When it comes to the old adage a picture is worth a thousand words I often wonder what the number is for feelings that an image can elicit.
The spare time I've had these last few days have been spent organising a stack of photos I finally had printed back in May, into newly-purchased photo albums. Because I can be pedantic about dates and correct sequences, I had to check every single one of these photos with the information on iPhotos.
Somehow - between May and now - this large stack of photos had been rifled through and mixed up. Badly. Did I mention that some of these photos date as far back as early 2008? That's a shite load of photos to be sorting, and each day ended with a headache.
That's at least three and a half years of photos.
Three and a half years of my life, captured, in images.
The oldest photos in the stack were, in some ways, the hardest to look at. That year was all kinds of fucked up for us.
We moved house. A close family member attempted suicide, and of course there was fall out from that. We also had to urgently find day care for the Faery (in an area with long waiting lists), while trying not to miss out on badly needed days of work. Our computer died. Then, J was made redundant (without a payout). I had to switch to working full time while he looked for a job, knowing that my salary would never be able to cover all we needed.
All kinds of fucked up.
Looking through the photos from that period, I had strong physical reactions. Seeing the faded hallway carpet patterns, I could smell the rising damp and mouldy ceilings of our first winter - in what turned out to be a hideously drafty house that we'd moved into.

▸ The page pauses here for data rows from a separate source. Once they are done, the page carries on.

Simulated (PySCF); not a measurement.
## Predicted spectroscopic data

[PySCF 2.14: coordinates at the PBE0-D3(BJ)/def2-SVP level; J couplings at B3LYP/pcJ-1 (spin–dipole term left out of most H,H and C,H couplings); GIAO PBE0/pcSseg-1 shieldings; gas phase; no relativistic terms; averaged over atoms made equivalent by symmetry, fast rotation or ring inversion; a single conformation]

Seeing the golden sunset glow on the bricks of the back of the house, and the large frangipani tree in the back corner of the yard, I can taste the wine we sipped at once we'd put the Faery to bed. An end of working-week treat.
Seeing the front door open, I'm reminded of the strong winds that barrelled through it and also down the side passage of the house - winds that came up one side of the hill that this house was perched on, bitter in winter but blowing my washing dry in no time.
Seeing photos of the Faery playing on the painted kitchen floorboards, I felt the urge to scrape the white flecks of paint that stuck to the soles of my feet in those first few weeks there - a result of the landlord's cheap DIY before we moved in.
Seeing the light green kitchen walls, I can smell the cooking I did. I also feel the walls' stickiness - from lack of adequate ventilation (no extraction fan above the stove). I can also taste the distinct worry that comes with not having enough money. Not knowing when things would improve. A tight feeling in the pit of my stomach. All. The. Time.
This period was only three years ago, and I can feel it so clearly... but it also feels further back in time. We got through it, and so much else has happened - starting with another move, then another baby, a fantastic job for J (after several false starts with some shitty companies), and that job being the reason for our biggest move of all.
The photos from the newer chapter have a shiny glow to them in comparison, even though everything was printed at the same time. It's purely my perception.
Moving to a new city, a new country... things tend to have a shine for a while. The shine of newness. Adventure. Plus, the feeling of relief that we aren't in the position we were only a few years ago. We didn't run away, but anyone who knows us well understands that we needed a fresh start, and a chance to maybe even get ahead one day. With the industry that J had been employed in, if we'd stayed in Sydney, I'm pretty sure we'd still be stuck on Struggle Street today.
Things are a little less shiny now, but it's still good. There's hope, and one day we'll return to Sydney - winners, not losers.
This has been my headspace over the last few days. Reflective, and grateful that the stomach-churning anxiety of that time is gone (mostly, because I'll always find something to fret about).
I'll never underestimate the impact a photo can have.